LanguagePractices
From oaibp
Main Page >> Shareable Metadata
Note: Summary of best practices added. Jenn Riley 10/12/05
Contents |
[edit] Recording Language of Content in OAI Records
[edit] Summary of Best Practices
- Supply a language element when relevant to the resource.
- Format the value of the language element according to the rules of the metadata format in use.
- Express multiple titles in repeated fields.
- Supply the language of the metadata record only in a metadata element specifically designed for this purpose.
[edit] Choice of Language Values
Best practice is to include the language of a resource in the metadata when it is appropriate to do so. For textual materials, for example, language can be an important access point for end users and therefore should be recorded. For graphic materials, however, the material itself may have no obvious connection to a specific language so none should be recorded.
Example of item for which language data is probably not relevant:
<dc:title>Houses in Eureka valley San Francisco from Collingwood near 22nd St.</dc:title>
<dc:creator>Cushman, Charles Weever, 1896-1972</dc:creator>
<dc:date>1955-03-14</dc:date>
<dc:type>Cityscape photographs</dc:type>
<dc:type>StillImage</dc:type>
<dc:identifier>http://purl.dlib.indiana.edu/iudl/archives/cushman/P07697 </dc:identifier>
See DC IU Charles Cushman Collection 1 for the complete record from which this example was taken.

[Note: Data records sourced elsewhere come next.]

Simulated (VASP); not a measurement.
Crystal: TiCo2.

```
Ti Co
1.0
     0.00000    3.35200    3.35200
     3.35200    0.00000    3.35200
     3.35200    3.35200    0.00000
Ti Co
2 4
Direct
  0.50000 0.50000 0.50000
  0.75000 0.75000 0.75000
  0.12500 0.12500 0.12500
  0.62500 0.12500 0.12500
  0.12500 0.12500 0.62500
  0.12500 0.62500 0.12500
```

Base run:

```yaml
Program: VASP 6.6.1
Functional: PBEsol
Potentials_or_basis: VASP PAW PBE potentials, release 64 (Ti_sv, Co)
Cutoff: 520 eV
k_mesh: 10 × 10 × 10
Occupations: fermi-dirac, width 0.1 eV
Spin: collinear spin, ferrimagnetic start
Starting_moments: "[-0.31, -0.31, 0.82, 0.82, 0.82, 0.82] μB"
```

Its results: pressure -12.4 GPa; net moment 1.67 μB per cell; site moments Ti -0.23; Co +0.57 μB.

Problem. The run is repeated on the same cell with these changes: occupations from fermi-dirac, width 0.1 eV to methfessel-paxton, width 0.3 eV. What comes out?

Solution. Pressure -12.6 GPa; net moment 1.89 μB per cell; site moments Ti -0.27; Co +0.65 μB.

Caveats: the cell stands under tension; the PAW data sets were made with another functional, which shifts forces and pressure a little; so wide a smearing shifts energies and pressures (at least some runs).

Example of item for which language data provides a useful access point:
<dc:title>Die russischen Schwestern : eine Geschichte von der Belagerung von Sebastopel / von Robert Russell.</dc:title>
<dc:creator>Russell, Robert.</dc:creator>
<dc:publisher>Baltimore : A.R. Orton,</dc:publisher>
<dc:date>1856.</dc:date>
<dc:type>text</dc:type>
<dc:format>text/sgml</dc:format>
<dc:identifier>http://purl.dlib.indiana.edu/iudl/wright2/wright2-2144A </dc:identifier>
<dc:language>German</dc:language>
See DC IU Wright American Fiction 1 for the complete record from which this example was taken.
[edit] Format of Language Values
Metadata schemas frequently indicate that language values should use either a code from a specified standard or a term from a controlled list. Language values in OAI records should appear in a format dictated by the metadata schema in use. If possible to specify the controlled vocabulary or encoding scheme in use, data providers should do so.
Two frequently used content standards for language values (both terms and codes) are ISO 639-2b - Codes for the representation of names of languages-- Part 2: alpha-3 code, for which the Library of Congress serves as the registration authority, and RFC 3066 - Tags for the Identification of Languages, an Internet Current Best Practices document. RFC 3066 facilitates the use of both the original 2-letter ISO 639 (1988) or 3-letter ISO 639-2 (1998) codes, which may be especially good for those who have been using the 2-letter language codes.
Example from a MODS record with a controlled vocabulary in use and specified:
<language>
<languageTerm authority="iso639-2b" type="code"> eng </languageTerm>
</language>
When multiple languages apply to a resource, encode each language value in a separate field for language in your target metadata schema. (Needs example.)
[edit] Language of Metadata Record
Record the language of the metadata record when the metadata format used provides a specific element or attribute for this purpose.
Example from a MODS record:
<abstract lang="eng"> Broadside advertising a funeral ceremony
commemorating assassinated president Abraham Lincoln, held in Elgin,
Illinois, on April 19, 1865. It details the route of the procession, the
order of local official participants in the procession, and the order of
service for the ceremony to be held in the Academy Hall.</abstract>